Pam's Points: Taxpayers must demand transparency with a capital 'T'

Commissioner Tim Boyd studies school budget documents during a 2015 Hamilton County Commission meeting.
Commissioner Tim Boyd studies school budget documents during a 2015 Hamilton County Commission meeting.

Especially from the school officials

We hear a lot about "transparency" in local government meetings these days.

We hear a lot about it because we don't see much of it.

Take, for instance, the recent Board of Education vote on a capital plan that wasn't even on the agenda, though some school board members had previously told the Chattanooga Times Free Press that they had already seen, one on one with schools administrators, not just the plan but even architectural renderings.

Translation, some school officials ducked the Sunshine Law and public discussion. One by one, and with the administrators, they decided policy and settled on a deal before you and I and other taxpayers and parents got to have a say in the decision.

Or consider the new county tax increase.

On June 21, more than 150 people packed the Hamilton County Commission meeting in a last-ditch effort to rally for an increase in funding for our public schools. Despite the showing, the commission quickly voted 8-1 to approve County Mayor Jim Coppinger's $691.5 million budget, which did not include a tax increase to fund $24 million in additional needs identified by school district officials.

On Aug. 30, however, Coppinger asked for a revenue increase. One short holiday week later, commissioners voted 8-1 to give him one. County Commissioner Tim Boyd was the "no" vote both times.

This week, transparency won some praise from Boyd and Tennessee state Sen. Todd Gardenhire. And Gardenhire went a step further, calling for some money to be repaid. More on this later.

Boyd last week asked the County Commission to require two separate votes to raise property taxes in the future. Alas, on Wednesday, Boyd's motion to approve the resolution came and went in mere seconds and died early in the commission meeting for lack of a second.

But Boyd the bulldog didn't let it go, and he sarcastically noted that Coppinger didn't give him a one-on-one briefing about the proposed tax increase as he had the other eight commissioners. (You know - we just can't be bothered with those pesky public discussions.)

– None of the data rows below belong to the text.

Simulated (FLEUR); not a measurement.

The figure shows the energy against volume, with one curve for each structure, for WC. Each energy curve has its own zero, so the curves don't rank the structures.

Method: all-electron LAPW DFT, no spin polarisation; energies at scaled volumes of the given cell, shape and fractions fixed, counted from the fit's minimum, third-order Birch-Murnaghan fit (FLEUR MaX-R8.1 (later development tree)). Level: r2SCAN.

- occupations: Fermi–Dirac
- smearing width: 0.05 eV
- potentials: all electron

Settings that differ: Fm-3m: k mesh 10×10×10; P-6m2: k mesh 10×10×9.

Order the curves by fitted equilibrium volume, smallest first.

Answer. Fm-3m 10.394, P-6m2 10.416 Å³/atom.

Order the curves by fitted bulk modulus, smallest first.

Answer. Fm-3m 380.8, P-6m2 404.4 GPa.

In the comment period at the meeting's end, Boyd said, "It's a very sad day for the taxpayers in Hamilton County, and it's hard for me to believe this body will not stand up for the most basic elements of transparency and good government, and on such conversations about whether to reassess the millage rate or not."

He's right of course.

We've said before that we have no qualms with either the tax increase - a much-needed element to improve education in our county - or the school board's capital plan. Both are solid responses to real needs.

But we have serious qualms with the lack of transparency and complete lack of public discussion over both.

And again from county officials

Likewise, taxpayers should applaud Gardenhire's initiative to write and get passed legislation that triggered a state audit of the Chattanooga Convention and Visitors Bureau after he attended a CVB annual luncheon that he termed "very lavish." That was, by the way, about the same time that Boyd (again Tim Boyd) got into a spit fight with both the CVB and his fellow commissioners about the CVB's excessive spending - and the secrecy around it.

CVB and other officials claimed the visitors bureau couldn't be letting other cities like Huntsville know what they bid and spent for events like the Ironman triathalon. And after all, they posited, the CVB's operating budget of $7.8 million in 2017 - mostly raised from lodging taxes - brings a nice return of $1.1 billion in tourism business to our region.

That's true enough, but how does Huntsville get the same $1 billion in tourism on a $2 million operating budget?

Well, the results of Gardenhire's requested state audit points to some of that "how."

Detailed receipts were not kept for 36 percent of the $378,298 in credit card charges made by CVB from July 2015 through June 2016. Auditors tallied $48,537 in meals and entertainment for out-of-town clients but also a $14,163 tab for business lunches and dining that involved only Chattanooga area residents. That was for staycationer tourism, right?

Now Gardenhire is turning up the heat, calling for the bureau employees who lost receipts to repay the expenses - out of their own pockets. Cha-ching!

The audit also found the CVB lacked detailed policies for when local meals are allowable, for employee retirement gift ranges, or appropriate limits on miscellaneous expenses. Similarly the CVB failed to make county-required "regular and periodic written reports to the county mayor and commissioners.

We'll remind you again: The mayor and commissioners (other than Boyd and Commissioner Randy Fairbanks, an accountant,) seem to be OK with that. In fact, in July, a majority of the commissioners reversed their June passage of a Boyd-sponsored resolution requiring the CVB and other nonprofits to adopt county travel and procurement policies if 25 percent or more of their operating budgets come from county money - our money.

That's not just a lack of transparency. That seems a bit more like a government suborning of transparency.